The Sumerian word na-IZI (qutrēnu = incense) is to be read na-de3. The verb that is usually used with this noun is si(g), “to pile up,” in the phrase na-de3 si-ga. This collocation appears in two Ur III tablets; in the ritual text PBS 13, 35 obv. 5 and in the recently published Umma text SANTAG 6, 100 obv. 3. Gudea Cylinder B iv 4-5 reads dnin-dub išib-mah eriduki-ka-ke4 na-de3 ba-ni-si: “Nindub (...) piled up incense.” The expression further appears in a few Old Babylonian literary texts (Iddin-Dagan A 147 and 196 and Home of the Fish 4); in Old Babylonian incantations (e.g. YOS 11, 56 obv. 6-7); and in later bilingual compositions (see CAD s.v. qutrīnu).

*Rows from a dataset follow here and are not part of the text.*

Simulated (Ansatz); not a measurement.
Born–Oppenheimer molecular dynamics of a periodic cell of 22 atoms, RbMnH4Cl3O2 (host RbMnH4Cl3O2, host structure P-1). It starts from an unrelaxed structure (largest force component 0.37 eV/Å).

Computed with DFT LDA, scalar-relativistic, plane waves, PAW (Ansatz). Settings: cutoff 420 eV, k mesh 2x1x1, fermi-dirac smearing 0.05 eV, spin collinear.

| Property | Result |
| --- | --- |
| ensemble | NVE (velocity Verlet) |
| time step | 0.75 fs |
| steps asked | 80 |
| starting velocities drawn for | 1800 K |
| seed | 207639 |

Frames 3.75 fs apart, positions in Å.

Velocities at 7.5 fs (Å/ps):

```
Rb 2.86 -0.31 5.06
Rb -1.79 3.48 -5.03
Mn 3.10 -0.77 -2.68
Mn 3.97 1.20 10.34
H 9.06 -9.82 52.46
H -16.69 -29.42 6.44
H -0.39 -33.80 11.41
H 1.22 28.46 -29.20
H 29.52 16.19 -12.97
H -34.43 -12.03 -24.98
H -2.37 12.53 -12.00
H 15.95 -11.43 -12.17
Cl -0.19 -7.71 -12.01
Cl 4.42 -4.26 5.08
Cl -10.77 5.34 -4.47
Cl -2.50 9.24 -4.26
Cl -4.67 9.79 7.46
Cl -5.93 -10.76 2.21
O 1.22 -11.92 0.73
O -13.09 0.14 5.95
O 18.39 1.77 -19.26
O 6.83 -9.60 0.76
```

The reading na-de3 rather than na-izi is demonstrated by the Old Babylonian Kusu Hymn l. 22: [x im]-mi-in-si na-RI si-ga (YBC 9860; see P. Michalowski in Fs. Hallo p. 153). Here, the same collocation is found with the spelling na-RI, to be read na-de5. A second attestation of this spelling is lu2 = ša II iii 22': na-de5-⌜ga⌝ igi-bar-ra = min (=barû) ša qutrinni (MSL 12, 120, and cp. MSL 16, 344, 52'; for the reading of lu2 = ša II iii 22' see CAD s.v. qutrīnu).
The alternative spelling na-de5 was used alongside the traditional na-de3, and may have been introduced to suggest an association with the expression na-de5, to purify (elēlu).